ENS Name Normalization

As I said above, it’s a per-application UX issue.

I will include a beautifier function in the next release. Additionally, since there has been progress on the on-chain implementation, I will also add an on-chain beautifier function.

image

3 Likes

Can’t wait for it, beautiful ! Highly appreciated by the Ethmoji99 and Ethmoji999 community.

1 Like

FYI in the current deployed resolver tool, the “braille blank pattern” character shows up as valid: ENS Resolver

1 Like

Good catch. I’ll scan through the valid set for additional invisibles.


I greatly simplified my ENSIP proposal. I think this is much closer to what we should standardize. It includes:

I need to merge in the Arabic digit mapping we decided on above, update the tests to include the handwritten ones (from the prior IDNA 2008 approach), and then double-check that everything agrees.

I’ll then port this logic to my ens-normalize.js repo and release a compressed implementation (as those 2 data files are 1.2MB combined) and spinoff the remaining validation logic into a separate project.

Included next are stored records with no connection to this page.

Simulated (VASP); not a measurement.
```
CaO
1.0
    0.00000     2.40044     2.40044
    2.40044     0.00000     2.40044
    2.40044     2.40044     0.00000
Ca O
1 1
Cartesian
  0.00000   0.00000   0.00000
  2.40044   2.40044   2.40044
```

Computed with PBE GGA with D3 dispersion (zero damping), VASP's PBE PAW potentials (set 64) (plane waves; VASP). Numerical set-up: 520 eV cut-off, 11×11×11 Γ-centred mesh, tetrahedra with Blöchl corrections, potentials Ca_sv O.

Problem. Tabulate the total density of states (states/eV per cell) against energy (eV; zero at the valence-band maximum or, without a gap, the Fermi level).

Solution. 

We can follow this up with a matching on-chain implementation and then figure out what to do about validation: applying the more complex rules like single-script confusables, whole-script confusables, stupidly placed combining marks, check bidi, etc.


Edit: For Unicode 15, it looks like 20 emoji and 1 ZWJ sequence:
1F6DC,1FA75,1FA76,1FA77,1FA87,1FA88,1FAAD,1FAAE,1FAAF,1FABB,1FABC,1FABD,1FABF,1FACE,1FACF,1FADA,1FADB,1FAE8,1FAF7,1FAF8

1F426 200D 2B1B → Black Bird

2 Likes

I just had my first real-life run in with this issue. A user confused why their name had multiple owners. The issue was that the name contained (from what I understand) a persian 9 along with arabic digits.

1 Like

Going to keep happening, I have talked about it in the past on Twitter and warned people

Just for a single NNN name in Arabic/Persian there are 8 combinations

For a single NNNN name in Arabic/Persian there are 16 combinations

Non-ASCII characters on ENS are a mess and have been rushed out and approved without fully thinking it out

I think the mapping we discussed above is a fair solution.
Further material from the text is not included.